Douglas Ray Thomas was sentenced to 51 months in prison, two years of supervised release, and $692,457.13 in restitution for perpetrating a fraud scheme against a Duluth-based trucking company. Thomas, who pleaded guilty to one count of wire fraud and one count of failing to account for and pay over employment taxes on May 17, 2019, was sentenced on January 17, 2020, before Joan N. Ericksen in U.S. District Court in Minneapolis, Minnesota.

According to the defendant's guilty plea and documents filed in court, from September 2013 through June 2014, Thomas devised and executed a fraud scheme to gain control over the assets and revenue of Northwoods Trucking, Inc., a transportation company located in Duluth, Minnesota. On October 18, 2013, Thomas and the former owners of Northwoods Trucking entered into a stock purchase agreement in which Thomas agreed to purchase all outstanding shares of the company for $730,000. As part of the agreement, Thomas agreed to make an initial payment within five days of closing. Despite failing to make the initial payment, as well as subsequent payments pursuant to the purchase agreement, Thomas assumed control of the company in December of 2013 and, shortly thereafter, began transferring Northwoods Trucking's business revenue into a bank account that Thomas alone controlled.

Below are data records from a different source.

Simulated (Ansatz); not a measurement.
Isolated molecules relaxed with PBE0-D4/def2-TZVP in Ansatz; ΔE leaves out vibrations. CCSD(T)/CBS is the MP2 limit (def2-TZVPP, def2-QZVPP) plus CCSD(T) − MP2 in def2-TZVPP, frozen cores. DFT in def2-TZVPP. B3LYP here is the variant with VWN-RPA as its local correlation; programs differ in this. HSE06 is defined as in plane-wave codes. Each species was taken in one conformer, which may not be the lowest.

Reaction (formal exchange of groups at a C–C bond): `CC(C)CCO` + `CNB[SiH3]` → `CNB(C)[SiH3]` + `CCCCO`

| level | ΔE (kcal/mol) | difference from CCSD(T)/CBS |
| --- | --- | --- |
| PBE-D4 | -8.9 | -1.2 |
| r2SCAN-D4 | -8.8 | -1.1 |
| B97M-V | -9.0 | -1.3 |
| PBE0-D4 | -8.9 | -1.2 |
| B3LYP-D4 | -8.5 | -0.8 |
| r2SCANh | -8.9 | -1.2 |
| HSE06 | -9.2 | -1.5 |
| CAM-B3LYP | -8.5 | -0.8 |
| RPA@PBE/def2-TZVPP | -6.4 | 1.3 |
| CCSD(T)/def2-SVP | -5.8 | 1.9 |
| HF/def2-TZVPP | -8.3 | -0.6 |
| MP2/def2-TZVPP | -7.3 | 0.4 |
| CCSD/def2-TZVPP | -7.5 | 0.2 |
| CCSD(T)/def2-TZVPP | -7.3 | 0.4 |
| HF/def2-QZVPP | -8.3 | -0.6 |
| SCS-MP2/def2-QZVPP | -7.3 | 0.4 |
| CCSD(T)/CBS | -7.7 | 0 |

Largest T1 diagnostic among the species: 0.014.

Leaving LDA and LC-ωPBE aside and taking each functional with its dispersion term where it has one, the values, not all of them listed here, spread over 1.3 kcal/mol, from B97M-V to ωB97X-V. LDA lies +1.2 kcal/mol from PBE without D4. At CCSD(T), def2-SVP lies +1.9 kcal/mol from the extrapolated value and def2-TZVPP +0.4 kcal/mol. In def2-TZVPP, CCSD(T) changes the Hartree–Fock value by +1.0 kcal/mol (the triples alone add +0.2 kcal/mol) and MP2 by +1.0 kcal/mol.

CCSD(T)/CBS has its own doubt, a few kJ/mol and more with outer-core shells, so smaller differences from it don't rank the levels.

According to the defendant's guilty plea and documents filed in court, while he owned and operated the company, Thomas repeatedly failed to pay many of the company's liabilities, including fuel and insurance for the company's trucks, payroll to employees and employment taxes due to the Internal Revenue Service (IRS). Instead, Thomas used a significant portion of Northwoods Trucking's business revenue to pay personal expenses and debts, including housing, furniture and a family vacation. The total loss caused by Thomas's fraud scheme is approximately $730,000, in addition to $57,792.13 in employment taxes that he failed to pay to the IRS. 

This case was the result of an investigation conducted by the Internal Revenue Service-Criminal Investigation Division and the FBI. Assistant U.S. Attorney Michelle E. Jones and former Assistant U.S. Attorney John Kokkinen prosecuted the case.